[NCLUG] SCSI disk spares management utility

Tue Apr 15 10:58:02 MDT 2003

Thus spake John L. Bass:
> 
> Sean Reifschneider <jafo-nclug at tummy.com> writes:
> >  On Thu, Apr 10, 2003 at 02:13:27PM -0600, John L. Bass wrote:
> >  >Have a couple bad sectors on a drive inside a software raid array that
> >  >forced reconstruction to fail. Really need a scsi drive level sparing
> >  >utility, not a filesystem level.
> > 
> >  Well, badblocks is at the disc level, not file-system...  The point is
> >  that most drives will automatically do the block relocation when they
> >  detect a bad block, so reading/writing to the disc a few times will
> >  often do the trick...
> > 
> >  Sean
> 
> Just another case where the industry does the easy thing for support, and
> quietly leaves the customer with corrupt files. For critical business
> applications this is VERY WRONG.  This "may" work fine for most low end
> desktop applications depending on the customers data and backups.
> 
> After doing storage drivers for nearly 30 years, just about the only case
> that large systems vendors leave it enabled, is for low tech end users to
> minimize service calls and end-user frustration with persistant bad-block
> errors.  Particularly since when the drive automatically maps a hard read
> error, there is certainly going to be a corrupted file in the filesystem
> that the end user will have to muddle there way thru. In nearly every
> managed facility, allowing corrupted files to exist without immediate
> intervention is probably close to a termination offense for incompetence.
> As such, managed facilities turn off auto remapping, manually issolate and
> recover corrupted files, and manually remap the bad sectors in the process,
> IFF, the drive is worth trusting in production - if the drive has reached
> 80% or more of it's life cycle, it's generally pulled on the spot to avoid
> the risk of being at the end of the bathtub curve for the drive.
> 
> Besides that, in high end RAID and JBOD applications, auto sparing is almost
> always turned off to prevent filling up the drives spares table with "normal"
> transient errors which are a natural artifact of the basic BERR and continuous
> use. Especially for power supply ripple induced errors caused by drive cycling
> and synchronization, as well as external power line transients.
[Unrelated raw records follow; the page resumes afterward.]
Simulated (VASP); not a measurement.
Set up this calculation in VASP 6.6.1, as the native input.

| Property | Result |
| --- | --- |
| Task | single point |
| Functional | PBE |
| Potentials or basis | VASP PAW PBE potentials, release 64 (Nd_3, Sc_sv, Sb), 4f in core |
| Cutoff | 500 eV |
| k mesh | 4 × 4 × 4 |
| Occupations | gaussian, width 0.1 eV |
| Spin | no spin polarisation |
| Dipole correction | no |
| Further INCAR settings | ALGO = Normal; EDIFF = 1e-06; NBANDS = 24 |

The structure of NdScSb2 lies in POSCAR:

 I see a couple conflicting statements. Namely "software raid array" and
"critical business applications". If the former is needed, and indeed being
used, in support of the latter then one would hope that the person who is
in fear of being terminated proposed the project with the caveat of
something like this happening to cover themself - downtime *will* occur.
Should said situation arise, replacing hardware and restoring from backups
would, one would hope, be the next documented logical steps.

 In any case, if badblocks is not a viable solution, it sounds like you
are uniquely qualified to write such a utility. That's what the rsync guys
tell me whenever I ask a question on that list anyway.

-- 
                  | Death is only a state of mind. Only
   Mike Loseke    | it doesn't leave you much time to
 mike at verinet.com | think about anything else.